We’re addressing a major writing pet peeve of mine today: historical fiction that isn’t historical.
Don’t get me wrong. You can classify your unpublished manuscript or published novel as historical fiction regardless of how well you follow the non-fiction facts.
That’s why Writing Rule #52 uses the word “should” instead of “must.”
Historical Fiction Should Be Rooted in Past Realities
When most people read historical fiction, they expect to be engaged and entertained while still learning something new or reaffirming something old.
This genre is supposed to be very reality-grounded, with fictional characters, fictional plots and fictional dialogue wrapped up in non-fiction settings that dictate every single story element. It’s the writer’s job to make the story operate within history. It’s not history’s job to make the story fit.
Despite the ambiguity of Writing Rule #52’s opening line, there’s nothing uncertain about those closing sentences. It is the writer’s job to conform to history, not vice versa. There are no ifs, ands and buts about it.
It’s only a question of who’s in charge of firing historical fiction authors for doing that job poorly.
I wish I was. Go figure. I would have long-ago fired several, including one initialized SD.
SD is a traditionally published storyteller in more than one way. While her Amazon author bio describes her as an award-winning historical women’s fiction writer, she isn’t afraid to play fast and loose with even the most well-established details about the past. I’ve only ever read one of her books before, but one book was more than enough to tell me about her literary character. Or lack thereof.
As of January 18, 2018, the novel I read was ranked #1889 in Amazon's “Books > Literature & Fiction > Genre Fiction > Historical > Biographical” category. Though I’m sadly sure it was a lot higher up on that list in 2011 when it was first released.
This so-called historical fiction read is about Cleopatra’s daughter after her mother’s death. Brought to Rome in chains, she and her twin brother are kept secluded in a bleak palace of sorts, left to miss Egypt and hate Rome.
Which is understandable. The real-life Cleopatra’s daughter probably did resent her captors. But here’s what’s not so understandable about what this historical fiction author wrote:
The claim that women’s rights were solidly established in first-century Egypt, whereas it was non-existent in first-century Rome
The claim that slavery in first-century Egypt wasn’t really slavery – not like in horrible, horrible first-century Rome – and that Alexander the Great went about conquering everyone in sight for the main reason of spreading enlightenment, rainbows and peanut M&Ms to all
The claim that the Roman Emperor Augustus was out to destroy all worship of the Egyptian goddess Isis, when Rome deliberately and calculatingly adopted aspects of every culture it conquered in order to better assimilate and placate its new subjects.
The list could go on. But suffice it to say that SD took a real-life person as her main character, real-life people for many of her secondary characters, and entire real-life societies for her setting… then forced them all to do her bidding.

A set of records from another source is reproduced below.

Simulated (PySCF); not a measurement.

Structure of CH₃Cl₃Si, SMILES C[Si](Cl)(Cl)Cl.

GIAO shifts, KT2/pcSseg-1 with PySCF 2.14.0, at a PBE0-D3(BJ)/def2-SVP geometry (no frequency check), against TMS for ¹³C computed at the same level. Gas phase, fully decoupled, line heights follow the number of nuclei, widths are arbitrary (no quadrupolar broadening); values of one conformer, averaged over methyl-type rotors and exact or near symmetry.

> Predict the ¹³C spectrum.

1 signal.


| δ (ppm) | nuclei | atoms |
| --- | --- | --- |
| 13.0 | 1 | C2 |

That’s a historical fiction job done disgracefully and a historical fiction writer high on her own power instead of a love of learning and helping other people to learn.
It’s only fair to say that no historical fiction author is ever going to get every detail correct. History is such a diverse study, filled with just as many opinions and perspectives as facts. Yet there are still facts to be found if a historical fiction writer is willing to look for them.
SD either didn’t bother to do that, or she did and didn’t care to include those details in her story.
Either way, she can technically be classified as writing historical fiction all she wants. But that doesn’t mean she should be.